Arthur Ross Media Award

Arthur Ross Media Award
for Distinguished Reporting and Analysis on Foreign Affairs


The American Academy of Diplomacy annually honors one outstanding reporter and one distinguished commentator with its two Arthur Ross Awards for Distinguished Reporting and Analysis on Foreign Affairs. The awards, endowed by and given in honor of the late Arthur Ross, seek to recognize individuals or groups of individuals (e.g., a news bureau) whose reporting and analysis on diplomacy and foreign affairs is making a singular contribution to public understanding of the critical role played by diplomacy in the furtherance of America’s foreign policy interests. One award is given to a journalist/reporter and another to a commentator/columnist. Each award includes a cash stipend of $5,000.

2023 Ross Award Eligibility Criteria:

  • Nominees must be U.S. citizens who work/reside anywhere, either in the United States or abroad.
  • The work of the nominees must be making a singular contribution to public understanding of foreign affairs or the critical role played by diplomacy in the furtherance of America’s foreign policy interests.
  • Nominees can come from print or electronic publications.
  • Nominees can be in one of two categories: Reporter/Journalist category or Commentator category.
  • Nominees in the Commentator category can include columnists, editorial writers, cartoonists, or commentators.

Selection Process:

Nominations will be reviewed, and recommendations made, by the AAD Media Award committee and then be formally approved by the full AAD Board of Directors.
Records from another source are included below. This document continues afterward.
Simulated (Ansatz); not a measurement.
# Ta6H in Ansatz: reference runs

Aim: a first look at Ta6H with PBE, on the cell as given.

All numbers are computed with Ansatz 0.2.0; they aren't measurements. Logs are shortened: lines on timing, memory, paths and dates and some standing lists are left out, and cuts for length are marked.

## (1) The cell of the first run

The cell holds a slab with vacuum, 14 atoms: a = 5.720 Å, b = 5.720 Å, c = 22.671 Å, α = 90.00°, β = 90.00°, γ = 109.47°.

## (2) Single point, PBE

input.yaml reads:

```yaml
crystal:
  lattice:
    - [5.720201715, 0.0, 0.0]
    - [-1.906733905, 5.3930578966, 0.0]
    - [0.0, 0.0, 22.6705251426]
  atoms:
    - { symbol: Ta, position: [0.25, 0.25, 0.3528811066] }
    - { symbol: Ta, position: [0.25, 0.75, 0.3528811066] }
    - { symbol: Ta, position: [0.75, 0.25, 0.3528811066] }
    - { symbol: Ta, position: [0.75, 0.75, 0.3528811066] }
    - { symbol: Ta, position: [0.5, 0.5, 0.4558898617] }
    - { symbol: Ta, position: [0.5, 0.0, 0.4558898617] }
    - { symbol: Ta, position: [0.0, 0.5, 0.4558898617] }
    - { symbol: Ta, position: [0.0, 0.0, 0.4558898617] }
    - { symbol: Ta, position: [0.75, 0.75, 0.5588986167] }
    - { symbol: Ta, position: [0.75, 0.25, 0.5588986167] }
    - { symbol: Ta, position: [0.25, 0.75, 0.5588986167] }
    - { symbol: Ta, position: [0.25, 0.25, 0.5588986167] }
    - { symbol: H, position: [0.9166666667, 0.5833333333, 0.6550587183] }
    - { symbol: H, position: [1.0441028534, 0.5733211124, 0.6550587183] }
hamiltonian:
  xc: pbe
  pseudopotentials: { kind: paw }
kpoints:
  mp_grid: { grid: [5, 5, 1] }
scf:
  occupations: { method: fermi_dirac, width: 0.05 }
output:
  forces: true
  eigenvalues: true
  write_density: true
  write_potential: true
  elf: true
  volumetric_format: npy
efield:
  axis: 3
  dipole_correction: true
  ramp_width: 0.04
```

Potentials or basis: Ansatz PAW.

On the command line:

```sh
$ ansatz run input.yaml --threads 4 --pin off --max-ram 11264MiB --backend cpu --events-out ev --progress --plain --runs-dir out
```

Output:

The awards are usually presented at the Academy’s Annual Awards Luncheon ceremony in Washington D.C. in early November.


History of Arthur Ross Media Award Recipients

To access an extended list of previous award winners, click here.


Robert Hunter (right), chair of the Media Award Committee, presents the 2017 Arthur Ross Media Award to Jonathan Landay (left) during the Annual Luncheon

Arthur Ross

The Academy’s Ross Media Awards are given in honor of the late Arthur Ross and endowed by the Ross Foundation.



Michele Kelemen


Recipient of the 2023 Arthur Ross Media Award

Michele Kelemen has been with NPR for two decades, starting as NPR’s Moscow bureau chief and now covering the State Department and Washington’s diplomatic corps. Her reports can be heard on all NPR News programs, including Morning Edition and All Things Considered.

As Diplomatic Correspondent, Kelemen has traveled with Secretaries of State from Colin Powell to Antony Blinken and everyone in between. She was part of the NPR team that won the 2007 Alfred I. DuPont-Columbia University Award for coverage of the war in Iraq.

As NPR’s Moscow bureau chief, Kelemen chronicled the end of the Yeltsin era and Vladimir Putin’s consolidation of power. She recounted the terrible toll of the latest war in Chechnya, while also reporting on a lighter side of Russia, with stories about modern day Russian literature and sports.

Kelemen came to NPR in September 1998, after eight years working for the Voice of America. There, she learned the ropes as a news writer, newscaster and show host.

Michele earned her Bachelor’s degree from the University of Pennsylvania and a Master’s degree from the Johns Hopkins University School of Advanced International Studies in Russian and East European Affairs and International Economics.


Thomas L. Friedman


Recipient of the 2023 Arthur Ross Media Award

Thomas L. Friedman became the New York Times’s foreign affairs Opinion columnist in 1995. He joined the paper in 1981, after which he served as the Beirut bureau chief in 1982, Jerusalem bureau chief in 1984, and then in Washington as the diplomatic correspondent in 1989, and later the White House correspondent and economic correspondent.

Mr. Friedman was awarded the 1983 Pulitzer Prize for international reporting (from Lebanon) and the 1988 Pulitzer Prize for international reporting (from Israel). He also won the 2002 Pulitzer Prize for commentary.

Mr. Friedman is the author of “From Beirut to Jerusalem,” which won the National Book Award in 1989. He has written several other books, including “Hot, Flat and Crowded,” an international best seller.

Born in Minneapolis, Mr. Friedman received a B.A. degree in Mediterranean studies from Brandeis University in 1975. In 1978 he received a master’s in modern Middle East studies from Oxford. His column appears every Sunday and Wednesday.